Sunday 21 March 2010

After the Last Walk

It's now the end of the residency and I'm typing this in the coffee shop opposite the hotel I've been staying in. It's very busy today in Hathersage, a sunny Spring Sunday certainly does attract people to this area. It seems that taking in the landscape is big business in post-industrial contemporary Britain.

I'm really pleased with the results of putting the webcam pointing upwards today and wish I could walk around longer to capture more frames. Like yesterday's downward pointing series, pointing upward is not only evocative of the light, weather and objects above my head as I walk, it gives me another insight into the landscape I was walking through, one that I am not capable of percieving easily.

Talking about this as capturing data is a troubling and interesting frame, what is called 'irritierend' in German, a false friend that means something milder than 'irritating'. I'm thinking of going home now to Berlin which is perhaps why I'm thinking of German words. I'm also looking back on these few days away and what I have learned about what I set myself to do and am trying to draw some conclusions.
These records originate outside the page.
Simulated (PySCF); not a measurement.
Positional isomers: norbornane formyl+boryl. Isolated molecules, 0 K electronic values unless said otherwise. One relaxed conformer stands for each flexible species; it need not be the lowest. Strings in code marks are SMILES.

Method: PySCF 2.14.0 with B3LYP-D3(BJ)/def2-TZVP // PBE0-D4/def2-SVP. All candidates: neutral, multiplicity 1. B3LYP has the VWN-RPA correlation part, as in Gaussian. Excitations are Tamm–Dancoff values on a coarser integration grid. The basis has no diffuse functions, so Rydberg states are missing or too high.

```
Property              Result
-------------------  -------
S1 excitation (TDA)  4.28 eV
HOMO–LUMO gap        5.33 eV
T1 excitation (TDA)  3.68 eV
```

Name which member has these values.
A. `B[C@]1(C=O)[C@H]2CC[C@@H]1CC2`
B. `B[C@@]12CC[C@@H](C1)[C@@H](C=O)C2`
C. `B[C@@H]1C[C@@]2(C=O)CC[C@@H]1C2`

I think that the good thing about sketching, analogue or digital, the journal or the blog, the drawing or the photograph, is that it builds up material that can be returned to later, much as in the working methods of the landscape painters I have been haunted by. I'm wondering what I will make of all the impressions and thoughts that have been racing through my mind and body while walking in the hills in a few weeks or months when I have some distance on it all. I can only hope that the blur of thoughts slow and distil into something more legible to me than at present.

I think that the extending of a digital practice into the landscape has been difficult, not just technologically (the screen is too dim in bright daylight, the equipment too susceptible to rain) but perhaps more interestingly, there is a conceptual difficulty: What DO you do with a laptop in the landscape? I get the impression that the walkers around me would think that taking a computer on a rural walk was perverse. The laptop is the very thing you are glad to leave behind, happy that its battery won't last and that there is no internet connection, happy to be at last detatched from the working world, free to roam in the fresh air. Perhaps because as an artist I don't have such a rigid division between work and life outside work, that I have the impulse to take my tools with me when I escape, in order to bring those impressions and experiences back and share them to another audience.

In this way, Going Solo has been more about getting work done than getting away from it all, or rather getting away from it all in order to work. I am only too aware that as I type this, a number of factors have conspired to make all this possible, Miles and Anette's tireless application-writing, organisation and fund-raising, my friends that are putting me up again tonight so that I can get to the airport early tomorrow morning, and above all, my partner who is looking after our daughter at home and whom I have been away from for the past week.

To all those people, I want to send a message of heartfelt thanks and to all those who read this blog, thank you for the attention that made me feel supported through this period of Going Solo.